Oh, blackwater
March 12th, 2010 Posted in Wild animals and places
I swam with at least one eye open the summer I was 12, looking out for alligators. That was the year I spent most of the summer at the houses of my aunts, uncles and cousins in Conway, SC. They lived on high ground at the edge of a blackwater swamp between the Waccamaw and Little Pee Dee Rivers. (They thought it was high ground until a few years later when two or three “100-year” floods hit in a row. One aunt and uncle moved after the first flood, and the other raised their house high on stilts.)
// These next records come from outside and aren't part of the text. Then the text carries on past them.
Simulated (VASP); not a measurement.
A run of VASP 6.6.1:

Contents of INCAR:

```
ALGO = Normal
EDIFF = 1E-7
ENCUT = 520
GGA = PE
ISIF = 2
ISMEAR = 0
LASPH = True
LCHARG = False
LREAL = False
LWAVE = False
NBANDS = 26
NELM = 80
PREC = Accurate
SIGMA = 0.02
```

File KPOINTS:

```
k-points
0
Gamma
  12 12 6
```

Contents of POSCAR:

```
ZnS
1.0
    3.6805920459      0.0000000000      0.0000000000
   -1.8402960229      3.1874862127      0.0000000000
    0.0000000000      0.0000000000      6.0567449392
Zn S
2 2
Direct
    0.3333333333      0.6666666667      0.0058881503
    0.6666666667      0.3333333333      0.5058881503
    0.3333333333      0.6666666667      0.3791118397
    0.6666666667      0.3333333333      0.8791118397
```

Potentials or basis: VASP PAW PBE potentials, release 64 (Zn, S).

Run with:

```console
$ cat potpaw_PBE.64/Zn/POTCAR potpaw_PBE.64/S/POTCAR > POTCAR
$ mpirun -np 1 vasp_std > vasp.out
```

On those summer nights, I’d heard the adults talk of seeing alligators sometimes, so I looked out for them. I saw turtles lined up on logs in the sunshine, and egrets and herons wading the pond’s edges. My nine cousins and two brothers and I swam most of those steamy July and August days, and one or two nights when the moon was out. I remember the dark water feeling thick somehow, and that you could sink below the warm water on top to a layer of very cool water below that we called “the deep.” But I don’t remember ever seeing an alligator that year. Other years, yes, so many times. But not during that first hot summer when I watched the water.
The image is of the Waccamaw, from a late afternoon day earlier this year when I was in Conway again. I stopped by the riverfront walkway to watch the glass-black surface again for a while.